[ofa-general] [PATCHv5 0/10] RDMAoE support
Eli Cohen
eli at dev.mellanox.co.il
Mon Aug 24 05:13:07 PDT 2009
Roland,
what about this series of patches? Would you like me to re-create them
over your xrc branch or would you rather take them before xrc?
On Wed, Aug 19, 2009 at 08:19:35PM +0300, Eli Cohen wrote:
> RDMA over Ethernet (RDMAoE) allows running the IB transport protocol using
> Ethernet frames, enabling the deployment of IB semantics on lossless Ethernet
> fabrics. RDMAoE packets are standard Ethernet frames with an IEEE assigned
> Ethertype, a GRH, unmodified IB transport headers and payload. IB subnet
> management and SA services are not required for RDMAoE operation; Ethernet
> management practices are used instead. RDMAoE encodes IP addresses into its
> GIDs and resolves MAC addresses using the host IP stack. For multicast GIDs,
> standard IP to MAC mappings apply.
>
> To support RDMAoE, a new transport protocol was added to the IB core. An RDMA
> device can have ports with different transports, which are identified by a port
> transport attribute. The RDMA Verbs API is syntactically unmodified. When
> referring to RDMAoE ports, Address handles are required to contain GIDs while
> LID fields are ignored. The Ethernet L2 information is subsequently obtained by
> the vendor-specific driver (both in kernel- and user-space) while modifying QPs
> to RTR and creating address handles. As there is no SA in RDMAoE, the CMA code
> is modified to fill the necessary path record attributes locally before sending
> CM packets. Similarly, the CMA provides to the user the required address handle
> attributes when processing SIDR requests and joining multicast groups.
>
> In this patch set, an RDMAoE port is currently assigned a single GID, encoding
> the IPv6 link-local address of the corresponding netdev; the CMA RDMAoE code
> temporarily uses IPv6 link-local addresses as GIDs instead of the IP address
> provided by the user, thereby supporting any IP address.
>
> To enable RDMAoE with the mlx4 driver stack, both the mlx4_en and mlx4_ib
> drivers must be loaded, and the netdevice for the corresponding RDMAoE port
> must be running. Individual ports of a multi port HCA can be independently
> configured as Ethernet (with support for RDMAoE) or IB, as is already the case.

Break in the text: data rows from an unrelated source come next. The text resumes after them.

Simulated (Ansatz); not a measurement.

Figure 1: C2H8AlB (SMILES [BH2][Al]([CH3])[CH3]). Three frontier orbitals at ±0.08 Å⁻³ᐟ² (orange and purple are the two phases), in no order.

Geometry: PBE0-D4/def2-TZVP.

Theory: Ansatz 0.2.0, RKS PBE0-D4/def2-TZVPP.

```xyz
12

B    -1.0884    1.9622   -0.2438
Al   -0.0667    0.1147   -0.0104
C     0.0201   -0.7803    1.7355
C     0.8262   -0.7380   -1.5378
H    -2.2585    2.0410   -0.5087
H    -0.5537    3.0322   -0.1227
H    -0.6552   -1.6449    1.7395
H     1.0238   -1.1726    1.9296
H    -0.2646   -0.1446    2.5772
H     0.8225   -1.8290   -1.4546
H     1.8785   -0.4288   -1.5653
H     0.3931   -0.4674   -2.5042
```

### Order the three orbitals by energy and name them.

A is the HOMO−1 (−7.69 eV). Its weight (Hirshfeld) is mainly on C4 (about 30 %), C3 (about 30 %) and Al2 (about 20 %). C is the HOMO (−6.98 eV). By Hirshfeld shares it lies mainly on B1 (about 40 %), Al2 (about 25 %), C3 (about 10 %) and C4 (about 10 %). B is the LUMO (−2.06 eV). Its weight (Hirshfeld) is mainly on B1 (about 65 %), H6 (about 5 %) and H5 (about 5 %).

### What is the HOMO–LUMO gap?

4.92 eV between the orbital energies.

> We have successfully tested MPI, SDP, RDS, and native Verbs applications over
> RDMAoE.
>
> Following is a series of 10 patches based on version 2.6.30 of the Linux
> kernel. This new series reflects changes based on feedback from the community
> on the previous set of patches, and is tagged v5.
>
> Changes from v4:
> 1. Added rdma_is_transport_supported() and used it to simplify conditionals
> throughout the code.
> 2. ib_register_mad_agent()for QP0 is only called for IB ports 3. PATCH 5/10
> changed from "Enable support for RDMAoE ports" to "Enable support only for IB
> ports".
> 4. MAD services from userspace currently not supported for RDMAoE ports.
> 5. Add kref to struct cma_multicast to aid in maintaining reference count on
> the object. This is to avoid freeing the object while the worker thread is
> still using it.
> 6. Return immediate error for invalid MTU when resolving an RDMAoE path 7.
> Don't fail resolve path if rate is 0 since this value stands for
> IB_RATE_PORT_CURRENT.
> 8. In cma_rdmaoe_join_multicast(), fail immediately if mtu is zero.
> 9. Add ucma_copy_rdmaoe_route()instead of modifying ucma_copy_ib_route().
> 10. Bug fix: in PATCH 10/10, call flush_workqueue after unregistering netdev
> notifiers
> 11. Multicast no longer use the broadcast MAC.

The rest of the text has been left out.